ATSC to Amend RP for CALM
WASHINGTON: There’s more to say about CALM, regulators have decided. The Federal Communications Commission has extended the deadline to reply to comments on its CALM Act docket for the second time. Replies are now due Aug. 1.
The extension request was filed by the Advanced Television Systems Committee, which developed the recommended technical practice for implementing CALM, the Commercial Advertisement Loudness Mitigation Act. Congress passed the law last year in reaction to the sometimes jarring disparity between program and ad audio.
The ATSC, in requesting the extension, told the FCC it had considered the adoption of an amendment to A/85, it’s recommended practice. The amendment, Annex K, addresses loudness management for audio systems that don’t use the AC-3, Dolby Digital codec. The ATSC said Annex K would be published on its website on July 26.

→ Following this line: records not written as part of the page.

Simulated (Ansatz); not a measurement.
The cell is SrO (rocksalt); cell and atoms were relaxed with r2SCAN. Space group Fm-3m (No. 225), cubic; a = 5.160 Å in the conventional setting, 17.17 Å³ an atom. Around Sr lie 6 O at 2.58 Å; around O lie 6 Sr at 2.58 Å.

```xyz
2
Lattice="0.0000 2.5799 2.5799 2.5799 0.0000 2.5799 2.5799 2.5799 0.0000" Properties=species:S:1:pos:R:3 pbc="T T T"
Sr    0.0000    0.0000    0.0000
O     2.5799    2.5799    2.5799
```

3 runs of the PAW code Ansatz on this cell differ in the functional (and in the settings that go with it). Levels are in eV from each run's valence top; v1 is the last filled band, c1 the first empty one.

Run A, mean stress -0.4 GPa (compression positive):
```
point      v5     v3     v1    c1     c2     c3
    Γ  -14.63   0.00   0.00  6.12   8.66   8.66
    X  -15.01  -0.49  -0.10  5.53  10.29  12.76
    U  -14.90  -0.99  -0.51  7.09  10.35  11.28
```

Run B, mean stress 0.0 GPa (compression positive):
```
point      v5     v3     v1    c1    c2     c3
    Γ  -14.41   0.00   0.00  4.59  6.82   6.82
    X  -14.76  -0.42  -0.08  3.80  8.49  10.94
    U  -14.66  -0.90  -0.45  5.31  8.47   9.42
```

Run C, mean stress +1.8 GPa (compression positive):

The FCC issued its Notice of Proposed Rulemaking on CALM in late May. Comments were due July 5; replies, July 18. The commission extended both by three days at the request of the cable industry. The National Cable and Telecommunications Association had its convention during the comment period and noted the first deadline was right after the high-summer holiday.
The cable industry contends that the FCC’s implementation of CALM puts too much responsibility on program distributors. The NCTA’s filing noted that a large cable operator conceivably carries millions of local and national commercials “each week, or even each day.” It would be impossible to monitor each channel for CALM compliance, the NCTA said.
“In addition to the impossibility of installing monitoring and measuring equipment, programming contracts often prohibit an operator from adjusting the audio in the digital network’s feed,” the group’s filing said. “...Even if they could, it would make no sense to require them to do so. It would be unnecessary and wasteful to require all 7,500 cable systems to acquire redundant equipment to check the identical network program feed.”
The NCTA asked for the inclusion of a “safe harbor” clause for distributors who make a reasonable effort to comply with regulations. For those who don’t qualify for safe harbor, the NCTA said the FCC should allow them to show “compliance through a variety of alternate means,” such as relying on certification from networks.
The NCTA is a bit dodgy as well on the FCC’s proposal to rely on customer complaints to enforce CALM.
“The commission should make clear that a customer’s simple belief that a commercial is loud is insufficient to find a violation of the rule or to trigger a process of investigation,” the NCTA said. “The FCC should establish a threshold that has to be met before [it] sends a complaint to a cable operator for formal response.”
Another concern mentioned in the NCTA filing involved coverage of non-Dolby Digital systems, which the ATSC’s reply is now addressing. Finally, the cable lobby asked that smaller systems be granted financial hardship waivers. It ask that independent systems with fewer than 15,000 subscribers be exempted from the rules.
The law requires the FCC to adopt final rules governing TV audio by Dec. 15.